The Quatuor Ébène impressed audiences around the world, not the least since their winning the ARD Competition in 2004. In Washington Pierre Colombet (first violin), Gabriel Le Magadure (second violin), Mathieu Herzog (viola), and Raphaël Merlin (cello) last played in 2006 where they offered repertoire staples (Bartók, Haydn, Ravel) at the Corcoranand examples of their other passion – Jazz – at the Library of Congress. On March 6th, they will embark on their first big North American tour, starting in Boston, criss-crossing the country by hitting Oklahoma, Gainsville, Portland, Seattle, New York’s Carnegie Hall, and – fortunately – Washington DC at the Library of Congress on March 13th. Even for a town spoiled with great chamber music, this recital of Debussy, Fauré, and Ravel should be circled in all music enthusiasts’ calendars.
Meanwhile, on August 18th this year, they gave their Salzburg Festival debut at the gorgeous Large Concert Hall of the Mozarteum. Their last concert before a months worth of vacation, it was at first a nervous, then free-wheeling, and on the whole triumphant debut.
J.Haydn, 3 Quartets,
B.Bartók, Quartets 1 - 3,
A.Webern, A.Berg, A.Schoenberg, Langsamer Satz, Lyric Suite, SQ4t.#4,
The searching first movement Lento of Bartók’s First String Quartet op.7 (1908, Szöllözy 40) doesn’t make it particularly easy to find one’s way into, but the ardor especially of the lower strings had the interested, if lamentably sparse audience engaged from beginning to end – when the quartet has reached the riveting Allegro vivace by way of (Allegro) Introduzione. From the very audibly cosseted Beethoven reminiscences right through the middle movement to the finale where Bartók’s freewheeling sprit and the “Peacock” folk-tune fly about and around our ears: This was an assault on all the senses in the most invigorating, stimulating way. If a quartet can’t let it rip during Bartók, then when?
During intermission a few people fled from Anton Webern’s name staring at them from the program. This might have been more understandable – though still lamentable – had the Quatuor Ébène programmed his String Quartet op.28 or Six Bagatelles op.9 which are admittedly ‘difficult’ listening. But on the menu was Webern’s Langsamer Satz (Slow Movement for String Quartet). The filigreed, high-romantic chromaticism is one of the most searing pieces of music ‘per square inch’ there is. It’s Tristan & Isolde condensed into 9 minutes. Magnificent the Ébène’s lush reading: a better case for Webern could scarcely have been made. Easily the highlight of this excellent recital, this was one of those examples where words fail and only music can continue to speak. The atmosphere of a whole hall collectively holding its breath during the most exquisite pianissimopassages alone elevated the recital to one of those rarest of moments that can instill, further, or restore one’s faith in music. Quiet ecstasy!
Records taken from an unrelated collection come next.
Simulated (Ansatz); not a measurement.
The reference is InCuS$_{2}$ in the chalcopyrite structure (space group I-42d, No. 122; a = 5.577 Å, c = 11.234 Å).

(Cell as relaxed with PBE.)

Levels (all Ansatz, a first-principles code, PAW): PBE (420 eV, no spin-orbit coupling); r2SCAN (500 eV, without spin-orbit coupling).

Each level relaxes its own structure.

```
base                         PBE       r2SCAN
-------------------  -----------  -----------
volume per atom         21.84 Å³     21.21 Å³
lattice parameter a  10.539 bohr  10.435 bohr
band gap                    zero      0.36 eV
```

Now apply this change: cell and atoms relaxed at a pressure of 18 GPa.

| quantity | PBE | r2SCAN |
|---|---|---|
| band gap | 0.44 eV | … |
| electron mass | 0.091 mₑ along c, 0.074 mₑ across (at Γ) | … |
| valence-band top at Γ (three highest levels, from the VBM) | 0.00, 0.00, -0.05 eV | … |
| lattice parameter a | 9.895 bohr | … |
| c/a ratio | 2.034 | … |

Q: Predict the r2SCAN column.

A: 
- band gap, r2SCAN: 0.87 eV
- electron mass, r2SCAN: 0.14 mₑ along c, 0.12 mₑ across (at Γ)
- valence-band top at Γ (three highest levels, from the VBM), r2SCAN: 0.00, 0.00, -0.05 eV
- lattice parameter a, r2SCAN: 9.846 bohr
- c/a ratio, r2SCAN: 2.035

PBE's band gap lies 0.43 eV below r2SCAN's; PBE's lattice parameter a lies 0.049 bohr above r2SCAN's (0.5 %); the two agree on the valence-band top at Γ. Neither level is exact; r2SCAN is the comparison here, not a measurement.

Back to earth for Ravel: a more gritty type of fun and joy – and the official twin of the Debussy Quartet. Not the elation of Webern or the exhaustive bursts of energy of the Bartók, but just the thing to deliver a kick and quicken one’s step on the way from the Mozarteum out into the awaiting Salzburg night. The first two movements were a display of the most nimble delicacy and wit, putting smiles on faces all around. The third movement was surprisingly dark and hovering, though lacking a little tension again. No matter: the Vif et agité finale ripped forth from their instruments like a bat out of hell. Instrument abuse in the service of music. This was music as entertainment – which is precisely what music is and what it should be. Three unconventional encores – Chick Corea’s “Spain”, Miles Davis’ “Kind of Blue”, and a Piazzola-esque rendition of the Pulp Fiction soundtrack underlined the aspect of brilliant entertainment.
Early October the Quatuor Ébène will issue their first recording on their new label, Virgin, with Fauré, Debussy, and Ravel.